Meta already has Zstd (Zstandard) compression while this week they announced the release of OpenZL as a new open-source, format-aware compression framework.
OpenZL aims to provide high compression ratios while maintaining high speed. High compression and high performance typically don’t go hand-in-hand for generic compressors while OpenZL is format-aware in trying to leverage the best of both worlds using a specialized compressor depending upon the format.
OpenZL focuses on lossless compression for structured data and the performance of format-specific compressors but with just a single executable binary.
They explained in their announcement that OpenZL comes after hitting rather a wall in Zstandard development:
“However, while it was improved over time, remaining within the Zstandard framework offers diminishing returns. So we started looking for the next great leap in data compression.

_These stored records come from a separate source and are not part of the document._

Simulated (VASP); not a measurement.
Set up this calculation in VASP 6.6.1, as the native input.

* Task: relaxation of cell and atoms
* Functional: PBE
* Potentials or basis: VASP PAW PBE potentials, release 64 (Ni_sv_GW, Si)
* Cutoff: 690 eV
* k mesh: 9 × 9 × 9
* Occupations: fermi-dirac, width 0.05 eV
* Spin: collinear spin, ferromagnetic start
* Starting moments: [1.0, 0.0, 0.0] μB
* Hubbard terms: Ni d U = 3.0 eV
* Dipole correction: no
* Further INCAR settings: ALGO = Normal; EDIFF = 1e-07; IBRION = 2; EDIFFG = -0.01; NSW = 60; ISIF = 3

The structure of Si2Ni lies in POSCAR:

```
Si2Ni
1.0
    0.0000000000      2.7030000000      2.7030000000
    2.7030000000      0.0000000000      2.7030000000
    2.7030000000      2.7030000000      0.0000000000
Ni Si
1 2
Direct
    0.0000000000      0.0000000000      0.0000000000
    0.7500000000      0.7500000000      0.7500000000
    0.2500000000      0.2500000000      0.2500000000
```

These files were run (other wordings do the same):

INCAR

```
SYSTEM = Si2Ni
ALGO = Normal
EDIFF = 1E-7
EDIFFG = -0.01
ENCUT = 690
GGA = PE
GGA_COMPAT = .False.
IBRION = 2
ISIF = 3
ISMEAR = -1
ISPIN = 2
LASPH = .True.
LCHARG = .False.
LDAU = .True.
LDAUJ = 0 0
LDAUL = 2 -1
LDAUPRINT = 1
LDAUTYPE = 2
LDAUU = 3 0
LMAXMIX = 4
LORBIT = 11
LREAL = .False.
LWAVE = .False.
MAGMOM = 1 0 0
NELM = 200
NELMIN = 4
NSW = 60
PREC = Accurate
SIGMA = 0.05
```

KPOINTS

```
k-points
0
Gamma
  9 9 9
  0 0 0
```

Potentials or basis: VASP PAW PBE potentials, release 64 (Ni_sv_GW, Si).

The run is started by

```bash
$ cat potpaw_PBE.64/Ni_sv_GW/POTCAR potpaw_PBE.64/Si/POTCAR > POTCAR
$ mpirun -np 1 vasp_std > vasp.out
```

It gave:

In this quest, one pattern kept repeating: Using generic methods on structured data leaves compression gains on the table. Data isn’t just byte soup. It can be columnar, encode enums, be restricted to specific ranges, or carry highly repetitive fields. More importantly, it has predictable shapes. A bespoke compressor that leans into that structure can beat general-purpose tools on both ratio and speed. But there’s a catch — every bespoke scheme means another compressor and decompressor to create, ship, audit, patch, and trust.
OpenZL is our answer to the tension between the performance of format-specific compressors and the maintenance simplicity of a single executable binary.”